Who has thought of that?
Who has thought of Joel Anthony?
Name of random.
But that's who you see at Summer League.
You just have a whole bunch of like you try not to stare,
but you're trying to figure out who this person is.
Oh, nigga, look, it's Ronnie Touria.
Yeah, yeah, right, right.
They're all, like, this is basketball family reunion.
It is, like, the best part of this weekend.
It's like, yeah, not.
It's because you see people, like you said that are on the cusp of being an NBA player.
Like, yo, I'm on a, I'm on a practice squad.
And then you see motherfuckers that have commercials.
Yes.
Trying to blend in, like, with the common folk.
And number three, which is, and I've heard people talk about this many times,
that when the guys come in for Summer League,
they give you, in many cases, the per diem up front.
And the lecture is given to these very young men.
This is your whole entire per diem.
If you spend it all now, you're not going to have any money to eat.
Da-da-da-da-da-da.
And of course, invariably, there's somebody who messes up
and blows the whole thing.
But I was sitting at a table, man, this was like a couple of years ago.
And I watched this dude.
He had to be no more than 22 years old.
and he definitely put his literal last $25 on the table
to play one single solitary hand of blackjack.
And it was not a crispy 20 that he pulled out.
That's the 21.
Like that thing had been through the laundry,
it had made some moves, and I'm watching him
as he puts this money down and he asked for this chip.

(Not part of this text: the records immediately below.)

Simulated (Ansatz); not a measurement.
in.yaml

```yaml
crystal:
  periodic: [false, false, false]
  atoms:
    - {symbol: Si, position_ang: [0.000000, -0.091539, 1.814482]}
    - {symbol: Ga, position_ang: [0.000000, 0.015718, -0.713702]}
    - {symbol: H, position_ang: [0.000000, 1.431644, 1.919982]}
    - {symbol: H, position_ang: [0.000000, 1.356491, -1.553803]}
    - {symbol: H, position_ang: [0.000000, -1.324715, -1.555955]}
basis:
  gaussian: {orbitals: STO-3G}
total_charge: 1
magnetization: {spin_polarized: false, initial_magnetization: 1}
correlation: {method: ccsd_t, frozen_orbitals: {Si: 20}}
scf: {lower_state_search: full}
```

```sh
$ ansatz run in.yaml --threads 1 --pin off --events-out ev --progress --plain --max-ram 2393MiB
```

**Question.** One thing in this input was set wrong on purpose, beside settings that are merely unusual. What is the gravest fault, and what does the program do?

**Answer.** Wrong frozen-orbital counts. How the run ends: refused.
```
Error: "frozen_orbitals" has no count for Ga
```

And I'm looking at the dealer like, come on, man, you can't do this.
Right?
There's no way in the world.
He was at the table for 15 seconds tops.
But he just felt like, hey, man, I'm in, you know,
I'm in Las Vegas.
I'm an NBA player for a couple of days.
And he had $25 worth of fun.
And $25 worth of fun in Las Vegas is no fun.
It's not fun at all.
Also, I'm over here ready to judge.
But I'm like, you give a 20-year-old Morrow
talking about, yo, here's a couple,
here's a couple G's.
Here's your per diem.
Don't blow it all the ones.
Bro, you know how much atmosphere models is I have?
You know what I'm saying?
And y'all are like, what the fuck?
Amisphere models?
What is that?
That's prostitution.
y'all they out here selling pussy
you know what I'm saying
at an alarming rate
you know what I'm saying
it's crazy god damn
I just walking through the casino
like shit niz I just want to
I just want to play three-court poker
bro like I don't want to
I don't want you to feed me a cigarette
yeah that's a whole other Vegas game
like the
the dudes who come to Vegas
and think they just had the luckiest night
of their lives only
only to be hit with an invoice
oh you thought
He was hanging around with you?
No, because you was on a roll at the blackjack table.
That's why it's stupid.
Yeah, yeah.
Oh, you thought you was cute.
Oh, yeah.
Right.
She's just a fantasy.
Don't worry about it, Bobby.
Like, yo.
Listen, man, let me get myself in trouble.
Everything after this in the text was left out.